Affine projective Osserman structures

TL;DR

This paper introduces the concept of projective Osserman manifolds in affine and pseudo-Riemannian geometry, explores their properties, constructs examples, and analyzes the eigenvalues of the Jacobi operator using algebraic topology.

Contribution

It defines affine projective Osserman manifolds, studies their properties, and provides new examples, including cases with non-symmetric Ricci tensors and odd-dimensional eigenvalue analysis.

Findings

Modified Riemannian extension metric on cotangent bundles is projective Osserman.

Rank 1 symmetric spaces are affine projective Osserman.

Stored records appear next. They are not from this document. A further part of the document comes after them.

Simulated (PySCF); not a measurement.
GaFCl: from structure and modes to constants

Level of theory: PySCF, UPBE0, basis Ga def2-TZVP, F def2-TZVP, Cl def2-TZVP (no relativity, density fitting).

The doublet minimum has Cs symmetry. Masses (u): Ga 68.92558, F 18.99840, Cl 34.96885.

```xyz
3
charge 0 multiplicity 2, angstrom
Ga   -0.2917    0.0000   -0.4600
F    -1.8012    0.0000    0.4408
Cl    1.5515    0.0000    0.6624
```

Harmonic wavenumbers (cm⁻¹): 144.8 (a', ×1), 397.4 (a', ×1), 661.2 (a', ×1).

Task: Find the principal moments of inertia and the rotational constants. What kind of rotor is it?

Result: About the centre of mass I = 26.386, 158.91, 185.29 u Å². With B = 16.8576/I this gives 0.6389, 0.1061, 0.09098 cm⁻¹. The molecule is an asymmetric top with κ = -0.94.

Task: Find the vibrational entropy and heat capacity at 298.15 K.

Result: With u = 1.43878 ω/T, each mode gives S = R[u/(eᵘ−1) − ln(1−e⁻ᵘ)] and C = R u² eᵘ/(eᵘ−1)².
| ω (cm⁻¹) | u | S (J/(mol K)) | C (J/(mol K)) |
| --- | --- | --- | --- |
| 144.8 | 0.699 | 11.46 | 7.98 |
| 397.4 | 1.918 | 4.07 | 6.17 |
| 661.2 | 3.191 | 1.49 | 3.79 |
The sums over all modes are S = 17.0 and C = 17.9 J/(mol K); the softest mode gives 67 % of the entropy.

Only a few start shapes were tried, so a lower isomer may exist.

Jacobi operator in odd dimensions has a single real non-zero eigenvalue.

Abstract

By considering the projectivized spectrum of the Jacobi operator, we introduce the concept of projective Osserman manifold in both the affine and in the pseudo-Riemannian settings. If M is an affine projective Osserman manifold, then the modified Riemannian extension metric on the cotangent bundle is both spacelike and timelike projective Osserman. Since any rank 1 symmetric space is affine projective Osserman, this provides additional information concerning the cotangent bundle of a rank 1 Riemannian symmetric space with the modified Riemannian extension metric. We construct other examples of affine projective Osserman manifolds where the Ricci tensor is not symmetric and thus the connection is not the Levi-Civita connection of any metric. If M is an affine projective Osserman manifold of odd dimension, we use methods of algebraic topology to show the Jacobi operator has only one non-zero eigenvalue and that eigenvalue is real.